You will have seen some of these before and so it's important to recap these because your understanding of them now may have changed from when you first heard them and it's important that you understand what they are in this context.

Pause the video now and write down what you think these words mean.

Welcome back.

Let's see how you got on.

A recurring decimal is one that has a digit or sequence of digits that repeat endlessly.

An example might be 0.

3 recurring or in other words a third.

A terminating decimal is one that has a finite number of digits after the decimal point.

So for example, 0.

25, which we know is a quarter.

That's one example of a terminating decimal.

Now the words rational, irrational and surd are actually going to be coming up in our lesson and you'll see why very soon.

So hold onto the definitions of those if you have them for now and we'll come back to them.

Our lesson comprises three parts and we're going to start with part one, rational and irrational numbers.

The real number system is made up of groups of numbers.

You can see some of these groups here.

We have the natural numbers.

Now the natural numbers are any positive whole number which means there is one number you might think belongs there, but it doesn't and that's zero.

Zero is neither positive nor negative.

And because it is not a positive whole number, it cannot go into the natural numbers, so it sits in the whole number group.

But all whole numbers also include all the natural numbers.

Can you see how we're building out? Then we have the set of integers.

As you can see, integers include our negative numbers.

In this lesson we're gonna extend this diagram to have two more groups.

Now let's review our definition of what a rational number is.

A rational number is one that can be written in the form A over B, where A and B belong to that group of integers and B is not equal to zero.

And that's really important, isn't it? Because B is our denominator in our fraction.

If you're not sure what happens when you try to divide by zero, get out your calculator, type it in now.

You can Pick any number for the numerator and just see what happens.

Now let's see some examples of rational numbers.

Here we go, we have 3/4 or 2/9.

We can see that they're rational because we can write them as fractions and we know that we can do the same with any integer because we can write any integer as a fraction by dividing by one.

What we can tell is that a rational number when written as a decimal will be either a terminating decimal or a recurring decimal.

For example, that 3/4 of earlier can be written as 0.

75 and the 2/9 can be written as 0.

2 recurring.

What about irrational numbers? Well, an irrational number is one that cannot be written as a fraction.

In other words, we can't write it in the form A over B where their integers and B's not equal to zero.

Can you think of an example of an irrational number? You've actually met one of these before.

In fact, you've met a lot of them.

You just might not have realised.

Let's see some of those examples now.

There's Pi.

You've been using Pi since year eight when you were talking about circles and Pi's an example of an irrational number.

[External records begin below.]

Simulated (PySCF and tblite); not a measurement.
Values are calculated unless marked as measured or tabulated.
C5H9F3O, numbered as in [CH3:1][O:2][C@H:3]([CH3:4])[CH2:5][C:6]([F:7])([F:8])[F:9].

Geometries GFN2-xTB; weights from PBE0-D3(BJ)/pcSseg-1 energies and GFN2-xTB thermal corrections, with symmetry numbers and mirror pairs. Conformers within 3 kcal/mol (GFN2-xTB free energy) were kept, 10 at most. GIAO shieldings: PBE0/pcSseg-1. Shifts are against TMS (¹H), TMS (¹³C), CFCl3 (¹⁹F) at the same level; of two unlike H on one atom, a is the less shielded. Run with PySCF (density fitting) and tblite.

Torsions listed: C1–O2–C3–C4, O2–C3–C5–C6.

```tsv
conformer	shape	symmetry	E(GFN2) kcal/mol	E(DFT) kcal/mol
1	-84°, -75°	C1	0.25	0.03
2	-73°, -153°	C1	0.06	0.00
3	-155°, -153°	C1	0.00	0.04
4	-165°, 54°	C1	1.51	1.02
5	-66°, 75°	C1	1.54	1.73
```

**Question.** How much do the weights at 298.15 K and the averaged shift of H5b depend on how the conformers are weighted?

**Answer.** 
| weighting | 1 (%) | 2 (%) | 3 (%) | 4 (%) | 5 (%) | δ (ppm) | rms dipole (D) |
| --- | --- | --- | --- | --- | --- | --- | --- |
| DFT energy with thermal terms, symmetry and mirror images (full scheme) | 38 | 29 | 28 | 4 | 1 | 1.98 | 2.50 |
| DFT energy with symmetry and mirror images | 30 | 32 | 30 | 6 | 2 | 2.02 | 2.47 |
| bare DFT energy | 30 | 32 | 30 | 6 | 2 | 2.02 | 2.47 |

You've seen on your calculator that those digits go all the way to the end of the display and they haven't started a repeating pattern.

Actually, Pi goes on and on and on.

It's one of those examples of an irrational number, but we could also have the square root of two.

If you've not tried this before, type this into your calculator now and look at the display.

So to recap, an irrational number when written as a decimal is non-terminating and non-recurring.

Here's Pi written out.

Can you see the ellipsis at the end? It's to represent the fact there are still more digits.

There's route two.

Is that what you got on your calculator? Again, that actually carries on.

What I've done there is stopped 'cause that's as far as my display let me go, but I know there's actually more digits.

It's time for a quick check.

Identify which of the following are rational numbers.

Remember, rational numbers can be written as a fraction where both the numerator and the denominator are integers and the denominator is not equal to zero.

Pause the video now while you identify the rational numbers.

Welcome back.

How did you get on? Here's our rational numbers.

We know Pi's irrational.

We're not touching that one.

The second number there is written as a fraction so that's clearly fine.

The cube root of 27 is three, that's rational.

1/5 is written as a fraction, that's definitely fine.

Square root of three, definitely irrational, and you can check that on your calculator if you're not sure.

Now the square root of 0.

25 might have confused you except we know that a half times a half is a quarter.

So the square root of a quarter must be a half and a half is definitely a rational number.

And then we have the cube root of 36.

That doesn't give us a rational number.

And again, feel free to check on your calculator.

So now we know about the set of rational and irrational numbers.

Let's put these onto our diagram.

There's our rational numbers.

Both the numerator and the denominator are integers and the denominators aren't equal to zero.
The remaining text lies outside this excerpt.